Sound familiar? Firms use 'pre-packs' to dump £3.8bn pension liabilities

Companies are using an insolvency practice to offload £3.8 billion of pension liabilities, with many schemes falling on the pension lifeboat fund as part of a sale to the firm’s directors.

An investigation by the Financial Times found 17% of the 868 schemes managed by lifeboat scheme the Pension Protection Fund (PPF) were the result of a so-called ’pre-pack’ administration.

The FT found that two in three pre-pack schemes entering the PPF involved sales to existing owners or directors.

A number of companies that had used pre-pack administration were still in business. The FT name turkey producer Bernard Matthews, the bed company Silentnight and the textile group Bonas among those trading firms that had used pre-packs.

Frank Field MP, chair of the work and pensions committee, said the findings raised: ‘real concerns about whether adequate protections are in place to prevent schemes being dumped on the PPF, at cost to pensioners and levy-payers… We intend to pursue these issues further as part of our ongoing work on DB pensions.’

However, the PPF said there was no serious problem with the use of pre-packs and said three of the examples the FT had used had been part of restructuring arrangements agreed by the Pensions Regulator.

Sound familiar?

This may sound familiar to advisers who are inflicted by the phenomenon of phoenix firms, a legal practice whereby liabilities for complaints fall on the compensation scheme of last resort, the Financial Services Compensation Scheme (FSCS), as directors set up new advice firms.

Indeed, New Model Adviser® revealed last year that the directors of a firm declared in default by the FSCS had used a pre-pack administration to buy the assets of the collapsed firm and continue trading as an advice firm.

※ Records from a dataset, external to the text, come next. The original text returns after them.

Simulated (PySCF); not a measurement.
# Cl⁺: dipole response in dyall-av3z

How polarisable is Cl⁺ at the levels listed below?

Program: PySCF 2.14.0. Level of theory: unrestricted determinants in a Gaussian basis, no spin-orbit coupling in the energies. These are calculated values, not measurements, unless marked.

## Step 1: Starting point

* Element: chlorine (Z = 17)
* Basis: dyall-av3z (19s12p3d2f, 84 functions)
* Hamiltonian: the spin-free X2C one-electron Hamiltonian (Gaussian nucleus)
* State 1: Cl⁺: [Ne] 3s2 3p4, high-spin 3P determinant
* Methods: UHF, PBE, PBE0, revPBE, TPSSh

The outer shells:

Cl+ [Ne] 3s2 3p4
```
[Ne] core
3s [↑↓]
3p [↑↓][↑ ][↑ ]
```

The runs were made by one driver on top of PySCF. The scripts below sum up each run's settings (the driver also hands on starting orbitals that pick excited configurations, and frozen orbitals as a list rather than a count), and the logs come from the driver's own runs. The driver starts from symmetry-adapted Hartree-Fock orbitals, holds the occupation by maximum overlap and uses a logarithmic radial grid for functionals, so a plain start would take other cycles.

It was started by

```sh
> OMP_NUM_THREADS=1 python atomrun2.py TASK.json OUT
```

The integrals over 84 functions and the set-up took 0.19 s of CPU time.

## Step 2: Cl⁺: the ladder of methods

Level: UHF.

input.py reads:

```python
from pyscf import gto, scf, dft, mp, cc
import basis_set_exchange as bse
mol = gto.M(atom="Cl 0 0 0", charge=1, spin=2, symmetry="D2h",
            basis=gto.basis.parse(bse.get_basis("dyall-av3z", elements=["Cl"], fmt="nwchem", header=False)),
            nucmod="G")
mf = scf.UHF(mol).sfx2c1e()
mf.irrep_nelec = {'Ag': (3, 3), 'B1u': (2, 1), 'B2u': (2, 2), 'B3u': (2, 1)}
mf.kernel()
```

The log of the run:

Alderley Asset Management was declared in default by the FSCS last May 2015. Documents filed at Companies House indicate how the directors of the firm were able to buy the assets of Alderley Asset Management and continue trading under the name TPD Wealth Management.

A deal was agreed to sell the business to TPD Wealth Management, a company owned by two of the directors of Alderley Asset Management at the time it entered administration.

Companies House documents suggest the Financial Conduct Authority was at least aware of the process that was going on.